This might not be the most popular post on the forum, but has it occurred to anyone that in order to develop and grow an application, you need a real company with real people? These people might happen to eat lunch, might want an apartment of their own, and they might even want a family and their own retirement one day. Imagine that. Every app might not just be some garage hobby.
It's not just the 401(k) "take the paved path" variety who enjoy an air of stability.
Developing, designing, and maintaining an application is arduous. And there are people who stay up in the middle of the night working on this just to make their user base happy. The App Store was a concept that allows people to focus on their own ideas and a core group of users. So many go in, try, fail, and flop.
Yes, I understand that it's annoying that everyone charges as much as Netflix does, but these companies—very often small and relatively lean—contribute a lot to the greater technology economy. Buying an app isn't just paying for the app; it's paying for the entire environment around and keeping the progress of our own user experiences moving forward. It's humans investing their labor into their own virtual experience. You can't be a crappy app in the App Store these days to survive, which means you need people who have talent to produce things.
Even a one or two person development team might have a really hard time stretching out a huge wave of single-app sales. You might make a million bucks, but chances are, when you do, you're likely starting to think about how you're going to use that money to immediately reinvest in your product and its future versions. These people aren't immediately striking gold as much as it seems. The payout needs to be WORTH THE RISK.

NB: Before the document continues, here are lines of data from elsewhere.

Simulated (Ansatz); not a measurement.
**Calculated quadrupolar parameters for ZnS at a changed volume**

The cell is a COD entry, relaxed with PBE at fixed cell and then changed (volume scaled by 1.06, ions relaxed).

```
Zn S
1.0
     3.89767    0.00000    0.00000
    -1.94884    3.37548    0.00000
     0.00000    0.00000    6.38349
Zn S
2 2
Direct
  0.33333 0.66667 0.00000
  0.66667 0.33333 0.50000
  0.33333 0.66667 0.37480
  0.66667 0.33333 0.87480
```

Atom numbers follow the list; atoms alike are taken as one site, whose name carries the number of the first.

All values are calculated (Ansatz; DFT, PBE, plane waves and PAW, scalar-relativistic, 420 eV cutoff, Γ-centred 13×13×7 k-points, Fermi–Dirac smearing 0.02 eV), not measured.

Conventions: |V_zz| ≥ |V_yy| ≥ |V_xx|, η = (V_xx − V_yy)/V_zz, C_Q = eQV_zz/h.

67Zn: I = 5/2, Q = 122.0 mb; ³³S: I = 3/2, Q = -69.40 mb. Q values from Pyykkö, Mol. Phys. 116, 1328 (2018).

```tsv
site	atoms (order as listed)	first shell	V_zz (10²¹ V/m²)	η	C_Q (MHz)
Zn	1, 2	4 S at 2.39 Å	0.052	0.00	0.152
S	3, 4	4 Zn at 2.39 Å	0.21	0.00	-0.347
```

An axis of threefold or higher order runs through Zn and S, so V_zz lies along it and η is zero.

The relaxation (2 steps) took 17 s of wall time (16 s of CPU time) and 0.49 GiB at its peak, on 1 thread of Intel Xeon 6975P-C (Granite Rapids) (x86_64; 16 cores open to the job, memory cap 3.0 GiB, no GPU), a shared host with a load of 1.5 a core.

I think a cool model would be where we pay for usage (e.g. per pack of notes or journal entries) would tie more closely into the actual worth of the product. The monthly model has become trite, and I find much more value in the in-app purchase model.
Either way, people need to stop griping about paying regularly for apps. The app can't exist without the people who take the chance and who make it happen. Some apps suck; some apps are worth WAY more than they charge, and they depend on mass market sales. When an app only has a small core user base, they're incited to instead do a subscription model so they can experience some vague notion of revenue stability and predictability over time.